When setting up a Microsoft Windows Server 2008 system, I went through the motions to set up IIS, MS SQL Server 2008, and Visual Studio 2010 to use as a test-bed.
One of the immediate benefits of setting up such a system is that most development can be done remotely: MS SQL Server Management Studio, Visual Studio’s Web development suite, as well as file shares, remote desktop, etc, make for a great way to remotely develop in ‘pristine’ conditions.
But there are drawbacks, too, such as needing to deal with firewall issues, not being able to penetrate past a router or the requirement of setting up a VPN.
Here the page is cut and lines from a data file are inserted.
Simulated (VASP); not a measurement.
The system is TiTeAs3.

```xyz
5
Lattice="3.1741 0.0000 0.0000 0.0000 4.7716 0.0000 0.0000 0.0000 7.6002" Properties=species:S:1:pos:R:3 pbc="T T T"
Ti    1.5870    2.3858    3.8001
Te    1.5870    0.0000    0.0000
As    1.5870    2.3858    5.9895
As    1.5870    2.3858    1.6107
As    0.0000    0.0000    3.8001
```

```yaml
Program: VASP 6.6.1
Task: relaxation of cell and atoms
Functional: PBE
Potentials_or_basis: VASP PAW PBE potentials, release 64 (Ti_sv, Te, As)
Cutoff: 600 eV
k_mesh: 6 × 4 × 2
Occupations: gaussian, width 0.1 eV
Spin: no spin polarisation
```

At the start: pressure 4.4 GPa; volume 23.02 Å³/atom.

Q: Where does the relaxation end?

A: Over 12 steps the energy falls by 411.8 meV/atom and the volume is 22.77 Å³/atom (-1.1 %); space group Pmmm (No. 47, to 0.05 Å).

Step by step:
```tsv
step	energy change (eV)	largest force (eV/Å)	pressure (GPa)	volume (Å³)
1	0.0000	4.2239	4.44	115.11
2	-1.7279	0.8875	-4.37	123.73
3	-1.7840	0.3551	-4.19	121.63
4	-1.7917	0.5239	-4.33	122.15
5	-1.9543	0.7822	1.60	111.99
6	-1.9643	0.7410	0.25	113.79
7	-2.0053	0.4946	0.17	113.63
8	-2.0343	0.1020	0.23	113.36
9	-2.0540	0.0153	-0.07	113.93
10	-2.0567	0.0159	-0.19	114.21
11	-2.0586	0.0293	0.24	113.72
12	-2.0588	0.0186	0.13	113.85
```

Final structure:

One of the problems I encountered when trying to remote into the MS SQL Server 2008 that I’d set up was the following error:
Named Pipes Provider, error: 40 – Could not open a connection to SQL Server
I followed the below steps, and was able to connect to the server after just a few moments of tinkering:
1. From the server in question, surf to this Microsoft article, and download and install the Firewall rules modification program. Never drop your firewall, even on a development machine, unless you have a really good reason to.
2. Launch SQL Server Configuration Manager. Navigate to SQL Server Network Configuration, then Protocols for your server name. Enable TCP/IP and Named Pipes by right-clicking and choosing Enable for each given Protocol Name.
3. Restart the SQL Server service from Services (or from command line, subsequently run “net stop mssqlserver” then “net start mssqlserver”.
4. Try your remote connection once more, and you should be able to connect.
It’s not a terribly difficult concept, but one of the more challenging tasks developers face is dealing with environment setup. And while there is a certain blurred-line overlap between software development and server administration, sometimes the latter is daunting, especially given that you might set up only a handful of servers during your career.